Spark RDD to DataFrame python

Jack Daniel picture Jack Daniel · Sep 26, 2016 · Viewed 100.8k times · Source

I am trying to convert the Spark RDD to a DataFrame. I have seen the documentation and example where the scheme is passed to sqlContext.CreateDataFrame(rdd,schema) function.

But I have 38 columns or fields and this will increase further. If I manually give the schema specifying each field information, that it going to be so tedious job.

Is there any other way to specify the schema without knowing the information of the columns prior.

Answer

Thiago Baldim picture Thiago Baldim · Sep 26, 2016

See,

There are two ways to convert an RDD to DF in Spark.

toDF() and createDataFrame(rdd, schema)

I will show you how you can do that dynamically.

toDF()

The toDF() command gives you the way to convert an RDD[Row] to a Dataframe. The point is, the object Row() can receive a **kwargs argument. So, there is an easy way to do that.

from pyspark.sql.types import Row

#here you are going to create a function
def f(x):
    d = {}
    for i in range(len(x)):
        d[str(i)] = x[i]
    return d

#Now populate that
df = rdd.map(lambda x: Row(**f(x))).toDF()

This way you are going to be able to create a dataframe dynamically.

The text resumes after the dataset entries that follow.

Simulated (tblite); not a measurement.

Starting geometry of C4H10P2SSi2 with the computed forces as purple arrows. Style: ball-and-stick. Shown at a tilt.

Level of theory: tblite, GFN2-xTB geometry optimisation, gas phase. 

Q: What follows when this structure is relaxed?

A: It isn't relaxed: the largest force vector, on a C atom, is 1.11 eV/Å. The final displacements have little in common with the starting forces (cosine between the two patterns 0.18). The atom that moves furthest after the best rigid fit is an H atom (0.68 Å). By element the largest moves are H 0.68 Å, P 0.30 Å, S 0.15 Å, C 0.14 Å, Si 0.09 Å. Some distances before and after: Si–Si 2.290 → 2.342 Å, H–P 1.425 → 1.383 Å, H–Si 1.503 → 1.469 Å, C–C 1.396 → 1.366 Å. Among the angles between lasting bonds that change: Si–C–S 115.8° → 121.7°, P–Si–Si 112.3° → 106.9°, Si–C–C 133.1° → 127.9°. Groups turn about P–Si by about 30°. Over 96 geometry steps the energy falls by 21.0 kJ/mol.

createDataFrame(rdd, schema)

Other way to do that is creating a dynamic schema. How?

This way:

from pyspark.sql.types import StructType
from pyspark.sql.types import StructField
from pyspark.sql.types import StringType

schema = StructType([StructField(str(i), StringType(), True) for i in range(32)])

df = sqlContext.createDataFrame(rdd, schema)

This second way is cleaner to do that...

So this is how you can create dataframes dynamically.